Jon Lester credits Jason Varitek with pushing him to excel early in his big league career.

Boston Red Sox v Tampa Bay Rays, Game 7 Photo by Doug Pensinger/Getty Images

In his first season in the majors back in 2006 (which was the Washington Nationals’ second season after baseball returned to D.C.), Jon Lester had a nine-year veteran backstop behind the plate, in Jason Varitek, while he adjusted to the majors. Boston’s 2002 2nd Round pick joined a veteran Red Sox’ rotation that featured a couple 39-year-old starters (Curt Schilling; Tim Wakefield) and a younger, experienced starter (Josh Beckett). Lester knew from the start that a lot was expected of him.

“I think it all started with having Varitek,” he said of his adjustment to big league work.

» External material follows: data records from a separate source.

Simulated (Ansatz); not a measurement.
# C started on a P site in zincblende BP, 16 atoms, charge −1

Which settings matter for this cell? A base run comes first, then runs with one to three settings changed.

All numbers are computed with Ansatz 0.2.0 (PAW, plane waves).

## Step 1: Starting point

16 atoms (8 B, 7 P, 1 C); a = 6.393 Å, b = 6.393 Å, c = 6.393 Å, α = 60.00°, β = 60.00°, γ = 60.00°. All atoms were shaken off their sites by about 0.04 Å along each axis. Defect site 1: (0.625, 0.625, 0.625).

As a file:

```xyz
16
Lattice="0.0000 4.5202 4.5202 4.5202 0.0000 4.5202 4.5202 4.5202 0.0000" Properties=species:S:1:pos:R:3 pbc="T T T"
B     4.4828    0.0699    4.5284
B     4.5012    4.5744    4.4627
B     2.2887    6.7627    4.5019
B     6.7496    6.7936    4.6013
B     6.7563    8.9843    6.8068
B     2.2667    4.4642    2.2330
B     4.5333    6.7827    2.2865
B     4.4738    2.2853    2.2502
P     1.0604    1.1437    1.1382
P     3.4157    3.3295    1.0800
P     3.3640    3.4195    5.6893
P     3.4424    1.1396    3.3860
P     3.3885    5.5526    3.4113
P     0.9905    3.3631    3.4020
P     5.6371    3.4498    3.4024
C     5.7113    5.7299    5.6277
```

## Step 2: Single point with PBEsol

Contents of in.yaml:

Varitek, then 34, was just what Lester needed to motivate him to put in the work to produce as part of a competitive rotation.

“If you come up as a young guy with maybe a younger catcher you don’t get pushed in areas that you might should,” Lester explained, after the now-15-year veteran signed a 1-year/$5M free agent deal with the Washington Nationals last month.

“[Varitek] caught such a veteran staff for so long that when I got called up he expected me to be these guys, and I think that’s what drove me to every day try to get better at something whether it be command of a certain side of the plate or a pitch or whatnot, and then as you get older, things kind of slow down, your velocity slows down, so you start relying on other pitches that you might not have at an earlier age.”

How has he adjusted over the course of his career?

“At an earlier age I never really threw my changeup,” Lester said. “Now my changeup has become more of a weapon that I use more frequently. So, you just to learn to evolve.”

Accepting change and adapting your game, Lester said, is one of the obvious keys to a long career in the majors, where the goal for pitchers is simple: To get outs.

“You have to learn how to get outs,” the three-time World Series winner and five-time All-Star said.

“And I think as you get older — as it gets harder, as you get older, you try to make getting outs easier if that makes sense.

“So it’s just an evolving thing, and something that every day I’m learning.”

Even as he struggled in his 15th big league campaign, and sixth season in Chicago after he left Boston and signed a 6-year/$155M free agent deal in 2014, putting up a 5.16 ERA, a 5.14 FIP, 17 walks (2.51 BB/9), and 42 strikeouts (6.20 K/9) in 61 innings pitched, holding opposing hitters to a combined .262/.318/.459 line, Lester said he was still learning.

“Last year I learned a lot about what I could pitch with and what I couldn’t pitch with and how I need adjust as far as my game plan and attack plan even though it was just such a short season,” he said after making twelve starts in the 60-game season.

Talking with veterans Max Scherzer, Stephen Strasburg, and Patrick Corbin once his new club gets to Spring Training, Lester said, is another opportunity to continue learning the craft of pitching in the majors.

“That’s something that is another thing I want to talk to these guys about and see how they adjust,” he said. “These guys still have great stuff and a lot of good innings in them, and I’m just excited to see that and maybe learn something from them that can maybe apply to me getting those outs a little bit easier even though I don’t have quite the stuff that I used to.”

“I’ve gotten to know Scherzer a little bit over the years,” Lester said at another point in his Zoom call with reporters last month.

“I don’t really know Stras and Patrick that well yet, look forward to that. I’m just excited to kind of dig into their minds and see how they prepare and really just stay out of the way.

“I want to be kind of a fly on the wall with this rotation and just try to help out the best that I can.”